With the MISO complaint settled, FERC subsequently issued a notice of intent not to act on the PSC complaint (EL14-28).
Rehearing Denied
Finally, FERC denied a rehearing request from Occidental regarding its order waiving the requirement for Entergy to sign power purchase agreements with QFs that have capacities over 20 MW (QM14-3). (See FERC: Entergy not Required to Buy from Large QFs.)
Occidental argued that the commission ignored evidence showing that MISO’s integration plan would deny its Taft QF, located at its Hahnville, La., chemical plant, nondiscriminatory access to the RTO’s markets.
But FERC noted its decision upholding MISO’s plan. “Given this finding, Occidental’s argument in the instant case that it lacks nondiscriminatory access to the MISO markets based on the MISO QF integration plan is moot,” it said.
FERC last week affirmed its 2012 ruling requiring Entergy to make refunds to ratepayers because of an improper allocation of the sources of off-system energy sales between 2000 and 2009.
The commission denied in part and granted in part requests for rehearing by Entergy Services and the Louisiana Public Service Commission (EL09-61-003).
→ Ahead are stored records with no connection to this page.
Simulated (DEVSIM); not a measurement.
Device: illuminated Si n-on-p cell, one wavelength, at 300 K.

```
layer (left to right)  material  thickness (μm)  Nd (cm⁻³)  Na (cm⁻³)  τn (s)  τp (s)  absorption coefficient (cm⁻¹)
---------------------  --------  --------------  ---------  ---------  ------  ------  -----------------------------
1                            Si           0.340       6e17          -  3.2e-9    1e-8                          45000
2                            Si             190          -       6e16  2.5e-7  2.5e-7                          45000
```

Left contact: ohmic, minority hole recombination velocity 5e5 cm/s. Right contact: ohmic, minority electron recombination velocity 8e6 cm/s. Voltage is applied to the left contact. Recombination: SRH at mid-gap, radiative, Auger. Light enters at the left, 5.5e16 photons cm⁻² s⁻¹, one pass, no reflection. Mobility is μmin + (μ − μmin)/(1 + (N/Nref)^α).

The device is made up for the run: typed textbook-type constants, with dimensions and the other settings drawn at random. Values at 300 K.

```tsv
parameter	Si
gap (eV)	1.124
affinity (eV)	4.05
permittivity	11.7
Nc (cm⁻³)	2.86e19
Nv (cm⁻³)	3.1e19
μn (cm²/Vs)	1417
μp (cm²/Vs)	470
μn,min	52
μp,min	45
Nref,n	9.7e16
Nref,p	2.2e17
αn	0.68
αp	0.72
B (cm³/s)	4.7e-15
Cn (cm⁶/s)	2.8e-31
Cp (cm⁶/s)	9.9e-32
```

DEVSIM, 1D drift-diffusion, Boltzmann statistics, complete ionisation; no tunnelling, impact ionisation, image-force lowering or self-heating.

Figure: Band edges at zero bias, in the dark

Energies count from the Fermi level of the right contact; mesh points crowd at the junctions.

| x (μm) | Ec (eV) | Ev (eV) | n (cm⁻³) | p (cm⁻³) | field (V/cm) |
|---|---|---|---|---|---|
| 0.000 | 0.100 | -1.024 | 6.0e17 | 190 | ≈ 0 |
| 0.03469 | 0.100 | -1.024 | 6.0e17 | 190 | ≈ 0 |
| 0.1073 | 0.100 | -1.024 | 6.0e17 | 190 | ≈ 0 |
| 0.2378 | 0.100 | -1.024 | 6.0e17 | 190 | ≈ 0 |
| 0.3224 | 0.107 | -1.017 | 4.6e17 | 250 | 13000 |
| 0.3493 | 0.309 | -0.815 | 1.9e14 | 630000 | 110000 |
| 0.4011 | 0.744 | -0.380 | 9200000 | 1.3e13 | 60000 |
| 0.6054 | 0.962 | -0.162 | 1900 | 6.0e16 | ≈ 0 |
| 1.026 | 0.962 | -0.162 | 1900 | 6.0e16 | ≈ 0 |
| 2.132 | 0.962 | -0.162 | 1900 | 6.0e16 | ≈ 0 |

The PSC set the proceedings in motion with a 2009 complaint alleging Entergy and its affiliates violated their system agreement and engaged in “imprudent utility conduct” when Entergy Arkansas sold excess electric energy to third-party power marketers and other non-agreement members. Entergy’s system agreement is a 1982 contract between the companies and Entergy Services that governs the planning and operation of the companies’ generation and bulk transmission facilities on a single-system basis.
An administrative law judge’s initial decision found Entergy Arkansas had violated the system, ordering refunds. FERC affirmed part of the decision, finding that although the agreement’s relevant provisions are “ambiguous,” it does provide authority for the individual companies to make opportunity sales for their own accounts.
The PSC and Entergy requested a rehearing of the decision based on four issues:
Was the commission correct in finding the system agreement permitted the opportunity sales?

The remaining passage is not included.